Synopsis: Harry Caul (Gene Hackman) is a freelance security expert who believes that the tapes he has made of a young couple's conversation will lead to them being murdered. Having already been involved in a similar incident he decides to intervene before the worst occurs.

Coppola's film has always rated very highly in critical circles as a standout work of the 70s. Although typifying Zeitgeist concerns with the machinations of Big Brother style organizations, it is less plot or action driven in the contemporary American manner of Sidney Pollack's Three Days Of The Condor (1975) for example and closer to the more "intellectual", analytical approach of a European director like Antonioni, notably in Blow-Up (1968) or the probingly psychological dramas of that distinctively atypical American, John Cassavetes.

Thus whilst the plot of concerns shady goings-on, it's not a thriller so much as a study of an individual (and to a lesser extent a culture) in moral crisis, seeking a secure foothold in a disintegrating world. Hackman, in his long career always a sure bet, has deservedly been praised for portrayal of Harry Caul, the chronically-defensive, insular and alienated surveillance expert, haunted by his unhappy childhood and riven by inner doubt (the closing scene is the memorable denouement of his losing battle). Around him Coppola has assembled a virtual repertory company of players who would appear in other of his films including Terri Garr, Frederic Forrest, John Cazale (whose character, Stanley is a reprise of Freddo in The Godfather of two year's earlier) and Robert Duvall. A very young-looking Harrison Ford also gets a guernsey. They are, however, all figures within Harry Caul's universe (a "caul" is the membrane enclosing a foetus)
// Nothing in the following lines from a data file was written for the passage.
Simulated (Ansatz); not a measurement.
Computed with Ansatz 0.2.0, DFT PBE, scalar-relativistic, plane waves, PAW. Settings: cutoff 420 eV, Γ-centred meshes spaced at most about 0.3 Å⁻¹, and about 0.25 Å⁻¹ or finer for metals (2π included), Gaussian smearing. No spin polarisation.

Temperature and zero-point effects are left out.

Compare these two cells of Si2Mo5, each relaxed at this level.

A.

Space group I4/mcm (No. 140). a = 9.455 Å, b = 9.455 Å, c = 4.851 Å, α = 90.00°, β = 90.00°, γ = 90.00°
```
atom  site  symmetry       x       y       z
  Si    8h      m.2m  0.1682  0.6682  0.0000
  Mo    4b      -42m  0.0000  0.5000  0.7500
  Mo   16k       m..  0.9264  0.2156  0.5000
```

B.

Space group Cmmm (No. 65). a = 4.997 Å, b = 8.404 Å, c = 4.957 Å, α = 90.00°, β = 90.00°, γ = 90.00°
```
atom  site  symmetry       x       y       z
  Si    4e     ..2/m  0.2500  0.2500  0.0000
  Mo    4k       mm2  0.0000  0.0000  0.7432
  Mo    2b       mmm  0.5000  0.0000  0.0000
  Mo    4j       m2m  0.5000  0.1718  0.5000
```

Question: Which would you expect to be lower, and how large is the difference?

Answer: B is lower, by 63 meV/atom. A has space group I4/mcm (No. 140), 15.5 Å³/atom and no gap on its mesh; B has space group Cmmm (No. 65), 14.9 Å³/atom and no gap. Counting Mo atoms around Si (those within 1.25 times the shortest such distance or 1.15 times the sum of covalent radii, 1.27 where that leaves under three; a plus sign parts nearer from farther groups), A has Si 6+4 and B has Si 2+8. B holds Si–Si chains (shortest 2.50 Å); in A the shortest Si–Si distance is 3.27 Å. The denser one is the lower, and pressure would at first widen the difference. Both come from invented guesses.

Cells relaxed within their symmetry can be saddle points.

Coppola produced, wrote and directed the film so he deserves the accolades ( many have also singled out the Walter Murch sound design). I am not so fulsome in my praise for it, one of the most noticeable issues being the inexplicable shift in character that has Harry invite a lot of seedy industry "colleagues" back to his place of work), but one can admire besides Hackman's performance, Coppola's evocative directorial style.